And I managed to get through quite a few situations that way without losing it.
Getting by, day to day, is not easy. It seems that we spend most of our time just focusing on the next step. We move forward with our heads down, watching for obstacles in that ongoing effort to just put one foot in front of the other.
Sometimes, though, we get the chance to stop that for a bit. A quiet walk in the woods is one of those times. Surrounded by trees, sheltered from the wind & noise and hearing little other than the gentle falling rain your mind wanders and lets you see things differently.
I started thinking about that 15-4-1 breakdown and began wondering if it worked in reverse. Of any typical group of twenty people who know me do:
- 15 find me okay;
- 4 find me a bit difficult and;
- 1 find me not fit?
Sure, I like to think of myself as genial and am certain that quite a few people do find me okay. As a successful professional I can also state with confidence that very few find me “not fit.”

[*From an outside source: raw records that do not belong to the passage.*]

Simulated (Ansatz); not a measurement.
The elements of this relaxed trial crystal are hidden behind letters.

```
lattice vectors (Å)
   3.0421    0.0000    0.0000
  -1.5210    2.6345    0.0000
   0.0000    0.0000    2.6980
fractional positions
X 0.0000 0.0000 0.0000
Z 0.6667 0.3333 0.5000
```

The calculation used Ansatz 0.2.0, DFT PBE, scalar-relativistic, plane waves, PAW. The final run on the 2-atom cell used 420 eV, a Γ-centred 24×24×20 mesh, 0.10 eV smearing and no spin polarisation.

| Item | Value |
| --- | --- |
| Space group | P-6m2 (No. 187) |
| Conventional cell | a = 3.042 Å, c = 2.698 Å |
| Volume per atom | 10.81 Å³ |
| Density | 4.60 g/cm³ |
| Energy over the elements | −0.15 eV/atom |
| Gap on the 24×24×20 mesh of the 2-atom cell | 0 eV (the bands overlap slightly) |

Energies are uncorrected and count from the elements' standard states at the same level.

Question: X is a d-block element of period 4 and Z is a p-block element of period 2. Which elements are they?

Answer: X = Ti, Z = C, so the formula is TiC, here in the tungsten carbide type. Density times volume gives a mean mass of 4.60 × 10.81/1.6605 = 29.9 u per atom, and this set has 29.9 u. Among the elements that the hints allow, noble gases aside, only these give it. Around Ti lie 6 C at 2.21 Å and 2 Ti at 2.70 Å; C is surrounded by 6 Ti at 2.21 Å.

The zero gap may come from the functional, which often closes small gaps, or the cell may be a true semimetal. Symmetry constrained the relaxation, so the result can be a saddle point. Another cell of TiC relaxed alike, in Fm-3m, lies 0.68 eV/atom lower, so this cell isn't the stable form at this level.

But as for that group in the middle, the “somewhat difficult” crowd, I was left with the realization that a significant number of people in my life have likely me put in that group. And it was probably more than 4 out of 20.
Just what do you do when a realization leaves you momentarily broken? The first instinct is a mixture of disbelief and mild despair, “Surely I’m that person!” What to do? How about what I always do: give it time; think about it.
The wide expanse of a pond reminds you that, while details count, so, too, does the big picture. That ice–not safe. Got to take the long way around once again. Even more time to think.
A delay gives the chance to look back. The view reveals even more details. It’s such a relief when you get the time to let System 2 thinking make sense of it all. Logic and facts remind you that that we generally have good reasons for the choices we make and, if, in the end, what we have done makes us “difficult” in the eyes of some then so be it.
Is it just me or is it brighter? It’s funny how a painful realization can first bring despair but then, perhaps, a sense of freedom. It’s time to turn for home.
There’s work to be done; things to be mended.
And not all those things are “things.”